Agora, the movie about the 4th century philosopher/mathematician/astronomer Hypatia and the burning of the Library of Alexandria, never came to any of the theaters around us. This is a shame, as the movie turned out to be quite good (and I had to watch it on the plane - so please consider the fact that my views about the movie have been shaped by looking a small square behind someone else's reclining seat. It is also now available on DVD - so a second viewing is necessary).
My first thought about the movie: It can play as a prequel to the movie Contact. While the setting of the two films is separated by roughly 2000 years, in both cases, the lead character is a scientist, a woman, and an atheist. Both characters are driven by seeking knowledge for the sake of knowledge - and the two movies do a good job of translating their passion on to the screen. But in one film, the character ends up burnt at the stake - and I'm not saying which one. [On a side note, I think both Jodi Foster and Rachel Weisz (Hypatia in Agora) usually pick smart and intelligent films to appear in (and yes, even The Mummy - which basically introduced us to Rachel Weisz)]. But if Hypatia lived today, I can totally see her searching for extra-terrestrial intelligence.
Agora is set in Roman Egypt and depicts the story of the last days of the great library of Alexandria and the rise of Christianity there. Since I was just returning from Egypt, it was fascinating to see familiar hieroglyphics on the temple columns, and the mention of Egyptian gods in the movie (Alexander and his successors had integrated some of the Egyptian gods into their own mythologies. For example, most of the movie is set at the temple of Serapeum - a temple dedicated to Hellenistic-Egyptian god, Serapis).
It is quite clear that the movie is written with the Taliban and the contemporary fundamentalist movements in mind. It is hard not to think of the idiotic destruction of the Buddha statues at Bamiyan by the Taliban. So, yes, the movie does take a clear stance about this issue, but it does portray the appeal of religion in the desire to help others in the face of misery and misfortune. The pagan rulers, in this context, are portrayed as a bit clueless.

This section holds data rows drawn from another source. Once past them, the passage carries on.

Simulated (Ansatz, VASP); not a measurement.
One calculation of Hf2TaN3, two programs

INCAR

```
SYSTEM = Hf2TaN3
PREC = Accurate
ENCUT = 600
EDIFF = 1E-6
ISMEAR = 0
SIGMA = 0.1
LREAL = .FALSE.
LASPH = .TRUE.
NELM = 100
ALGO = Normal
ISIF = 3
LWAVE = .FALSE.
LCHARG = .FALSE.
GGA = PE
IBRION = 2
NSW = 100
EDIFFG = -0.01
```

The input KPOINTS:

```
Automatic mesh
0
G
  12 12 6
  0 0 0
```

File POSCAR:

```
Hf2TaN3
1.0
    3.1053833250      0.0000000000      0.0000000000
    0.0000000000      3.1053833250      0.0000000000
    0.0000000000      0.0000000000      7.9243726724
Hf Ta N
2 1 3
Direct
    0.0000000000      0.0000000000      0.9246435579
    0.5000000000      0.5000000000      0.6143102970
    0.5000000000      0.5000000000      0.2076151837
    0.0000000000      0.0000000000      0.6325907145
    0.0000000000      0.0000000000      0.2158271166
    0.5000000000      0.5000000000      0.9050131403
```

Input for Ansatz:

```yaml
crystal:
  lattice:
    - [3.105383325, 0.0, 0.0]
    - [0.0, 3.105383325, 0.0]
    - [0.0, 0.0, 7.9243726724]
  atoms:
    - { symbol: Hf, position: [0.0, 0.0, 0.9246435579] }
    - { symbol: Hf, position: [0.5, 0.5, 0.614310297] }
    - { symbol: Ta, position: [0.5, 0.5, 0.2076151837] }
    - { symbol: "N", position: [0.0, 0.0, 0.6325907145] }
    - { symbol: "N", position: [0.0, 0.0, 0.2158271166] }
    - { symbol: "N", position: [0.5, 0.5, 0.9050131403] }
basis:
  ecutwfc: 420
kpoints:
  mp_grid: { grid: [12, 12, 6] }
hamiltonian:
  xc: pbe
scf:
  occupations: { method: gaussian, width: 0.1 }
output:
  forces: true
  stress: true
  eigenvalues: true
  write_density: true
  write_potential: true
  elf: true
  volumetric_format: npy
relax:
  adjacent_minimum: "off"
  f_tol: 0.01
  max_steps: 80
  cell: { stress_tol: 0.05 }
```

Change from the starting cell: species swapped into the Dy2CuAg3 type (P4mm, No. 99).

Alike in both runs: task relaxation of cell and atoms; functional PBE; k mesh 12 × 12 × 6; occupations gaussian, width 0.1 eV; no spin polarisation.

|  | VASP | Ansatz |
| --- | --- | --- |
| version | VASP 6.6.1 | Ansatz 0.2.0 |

The movie is shot in an interesting way. There are some wonderful shots of the camera zooming out from individuals rioting to showing Alexandria from space. This is an interesting strategy for a historical and a non science-fiction film. This could have been gimmicky, but I think it worked quite well in extracting us out of the minutiae of human affairs, to the remind of the cosmic perspective. But it did other things as well. One the zoom-outs started from the scene of charging Christians on to the inner gates of Alexandria, and as the camera zoomed out, the charging Christians more and more looked like ants or insects attacking a prey.
With a few exceptions, the ruling class of pagans is not presented in much of a flattering light either. In fact some of them are too eager to hold on to the power by pleasing the new religious order. But one thing I really liked about the film is that some of the characters actually change in ways that are complex and perhaps more natural. The movie still contains a number of cliches - but some of the added nuances, more or less, balance out those cliches. But I can almost imagining the balance of power shifting in Alexandria as the way it is depicted in Agora (I said "almost"). And I will also give the movie a pass in terms of some questionable history of science (A minor spoiler: I can totally buy heliocentrism at this time, but I think elliptical orbits and Kepler's second law is a bit of a stretch in the movie, and it bugged me a bit. But I need to think a bit more about the possibility of thinking about elliptical orbits in this context in the 4th century AD).
So should you see this movie? Yes, absolutely. This will not be the most amazing movie you have ever seen. However, it is rare that we get movies where the lead character is driven by curiosity and wonder. I would say the same about Contact. The similarities with Contact may not be incidental. Agora is directed by Alejandro Amenabar. After finishing his highly acclaimed film, The Sea Inside, he was taking a break in Malta. While there he got fascinated by the sight of the Milky Way and wanted to do his next movie related to astronomy. And guess what. While doing his research, he ran into Sagan's Cosmos, where Sagan really makes Hypatia as his heroin of the series. In fact, in the first and the last episode, Sagan wanders around the halls of the great Library of Alexandria (created as a model) wondering about the treasures it once held there. If you watch Cosmos, it is hard to ignore Hypatia. Therefore, it is no surprise that Amenabar's Agora also retains a sense of wonder about the universe.